By Claire Carlson '12
September 1, 2011

Doug Beussman watches Jason Eckmann prepare a cotton sample for analysis.

Suppose that fibers from a white T-shirt are found at a crime scene. When tested against fibers from a shirt strewn in the prime suspect’s closet, they are found to be a perfect match. Case closed? Not exactly. But such a match would certainly be a key piece of circumstantial evidence.

Although fiber analysis is not new to forensic science, St. Olaf Associate Professor of Chemistry Doug Beussman '92 thinks that it could be utilized in a new way to solve crimes. He has previously focused much of his research on drug analysis, and even spent his sabbatical last year working for the FBI.
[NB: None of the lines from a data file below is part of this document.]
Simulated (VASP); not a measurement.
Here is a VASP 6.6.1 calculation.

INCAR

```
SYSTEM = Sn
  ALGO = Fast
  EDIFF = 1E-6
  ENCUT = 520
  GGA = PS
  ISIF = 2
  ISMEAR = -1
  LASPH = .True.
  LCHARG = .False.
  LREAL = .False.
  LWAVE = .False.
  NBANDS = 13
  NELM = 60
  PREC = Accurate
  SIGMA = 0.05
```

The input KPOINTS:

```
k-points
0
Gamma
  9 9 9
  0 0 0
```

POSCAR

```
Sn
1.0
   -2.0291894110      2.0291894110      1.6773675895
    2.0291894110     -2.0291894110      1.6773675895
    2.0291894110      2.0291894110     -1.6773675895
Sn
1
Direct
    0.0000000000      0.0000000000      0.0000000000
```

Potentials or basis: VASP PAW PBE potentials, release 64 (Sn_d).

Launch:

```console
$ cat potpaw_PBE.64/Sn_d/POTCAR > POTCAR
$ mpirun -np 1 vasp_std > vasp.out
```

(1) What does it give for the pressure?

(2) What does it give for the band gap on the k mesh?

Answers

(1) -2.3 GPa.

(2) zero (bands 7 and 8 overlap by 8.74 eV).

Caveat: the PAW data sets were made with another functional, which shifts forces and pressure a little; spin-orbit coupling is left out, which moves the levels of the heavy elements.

This summer, he and student researcher Jason Eckmann '12 worked to see if it was possible to differentiate between the cotton fibers found in different brands of white T-shirts, cotton towels, and basic white cotton material. Though these fibers are all similar and often cannot be distinguished under a microscope or with other tests, they do exhibit differences as a result of varying environmental factors in the region and year in which the cotton was grown. Utilizing isotope ratio mass spectrometry, these minuscule differences can be detected.

A tiny strand of fiber is all that's needed for analysis.

St. Olaf acquired an isotope ratio mass spectrometer a couple of years ago as the result of a grant application written by Beussman and several other St. Olaf faculty members. Because Beussman was working with the FBI last year, this summer was his first chance to use the instrument in a research project. Isotope ratio mass spectrometers are already used by organizations like the FBI to determine the origin of illegal drugs, so Beussman thought that similar methods would work with cotton, since it also is plant-based.

Jockey or Hanes?
To test the T-shirt hypothesis, Beussman and Eckmann used several brands of white cotton undershirts, as well as white cotton towels and plain white cotton material. They were interested in seeing whether they could differentiate between these items based on the isotope ratio found in the fibers. To find this ratio, they cut small pieces of the fabric and burned them. When burned, the sample emitted gasses containing elements like carbon and hydrogen, which the mass spectrometer could measure and use to determine the isotope ratio of the elements.

In a forensics lab, a scientist would compare the isotope ratio of a fiber found at a crime scene to that of a fiber from a T-shirt found in a suspect’s home. If the ratio was different, then they could conclusively say that the fiber at the crime scene did not come from that specific shirt from the suspect’s closet. But if the ratios matched, then they could conclude that there was a strong likelihood that the fiber came from the suspect's shirt.

The sample is wrapped in foil before being fed to the isotope ratio mass spectrometer for analysis.

"It worked better than I anticipated," says Beussman of the research process. By the end of the summer, they were able to successfully distinguish between three brands of the same white T-shirt, the cotton towels, and the fabric. Eckmann also found that fibers from the front panel of a shirt sometimes exhibited differences from fibers from the sleeves or back panel. He noted that the stitching expressed a different ratio, even though it looked quite similar to a fiber from the actual shirt.

Based on these findings, they realized that if a T-shirt was found at a crime scene, several small samples from various locations on the shirt would be needed to make any sort of judgement about either a positive or negative isotope ratio match.

Freedom to research
This was Eckmann's first summer conducting research outside of coursework, and he thoroughly enjoyed the challenge. "Instead of following directions from lab manuals, I was able to collaborate with a professor and have much more freedom to research at my own pace and with a little bit more personal direction," he says.

Research is not without challenges, of course, and Eckmann acknowledged these as well. When he and Beussman started their research this summer, nothing had been published on this particular topic. Midway through the summer, a group of researchers from Scotland published a paper on similar research. In light of this, Beussman and Eckmann altered and expanded the scope of their project slightly, and are hoping to get a paper submitted before someone else has the chance to publish on the topic.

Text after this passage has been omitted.